In December, 2004 the Guardian Weekly ran a short news item, “Urinal Comes Out on Top”, announcing a survey of 500 artists, curators, critics and dealers had determined “a humble porcelain urinal–reclining on its side, and marked with a false signature–[is] the world’s most influential piece of modern art, knocking Picasso and Matisse from their positions of supremacy.” [1]

The item in question was Fountain, an industrially-produced urinal which French artist Marcel Duchamp signed” R. Mutt” and submitted on April 9, 1917 for inclusion in a large-scale exhibition of modern art–the Independents Exhibition–in New York City. Fountain was the latest in a series of industrially-produced items–“readymades”–Duchamp purchased following his arrival in New York in 1915. How and why it “came out on top” is an interesting story.

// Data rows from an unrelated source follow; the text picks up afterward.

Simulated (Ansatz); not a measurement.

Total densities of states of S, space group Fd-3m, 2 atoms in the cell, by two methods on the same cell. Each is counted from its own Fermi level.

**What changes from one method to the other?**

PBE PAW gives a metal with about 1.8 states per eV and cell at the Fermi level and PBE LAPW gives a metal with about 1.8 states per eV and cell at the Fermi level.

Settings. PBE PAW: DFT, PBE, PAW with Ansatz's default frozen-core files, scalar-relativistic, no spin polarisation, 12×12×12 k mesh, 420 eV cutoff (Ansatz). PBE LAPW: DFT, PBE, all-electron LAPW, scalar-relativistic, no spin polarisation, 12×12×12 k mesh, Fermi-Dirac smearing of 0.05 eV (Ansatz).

At its point of origin, the urinal was a mockery of Cubism, a movement Duchamp had participated in, but abandoned just before the outbreak of World War 1. The Cubist aesthetic was based in the main on the metaphysical speculations of the then world-famous French philosopher, Henri Bergson. Briefly, Bergson argued the conventional scientific view of the world based on the standardized measurement of time, Newtonian physics, and Euclidian geometry, was a intellectual formulation invented to serve our utilitarian needs. In Time and Free Will (1889), Creative Evolution (1907) and other widely read works, he constructed an alternative to this utilitarian, rationalizing worldview. Whereas Newtonian physics assumed matter was solid and inert, Bergson speculated that matter was actually energy in an unending condition of flux and interpenetration. The quantitative division of time epitomised by the clock, with its standard units of seconds, minutes, and hours was also done away with. Time’s passage was actually qualitative: each moment was different from the last, as was the condition of matter itself in its unceasing evolution. In the course of our day-to-day lives we routinely suppressed this knowledge out of necessity, however artists, potentially, had a role to play in this regard. Bergson singled them out and invited them to throw off the rationalist shackles to reveal the reality that lay hidden behind the veil. [2]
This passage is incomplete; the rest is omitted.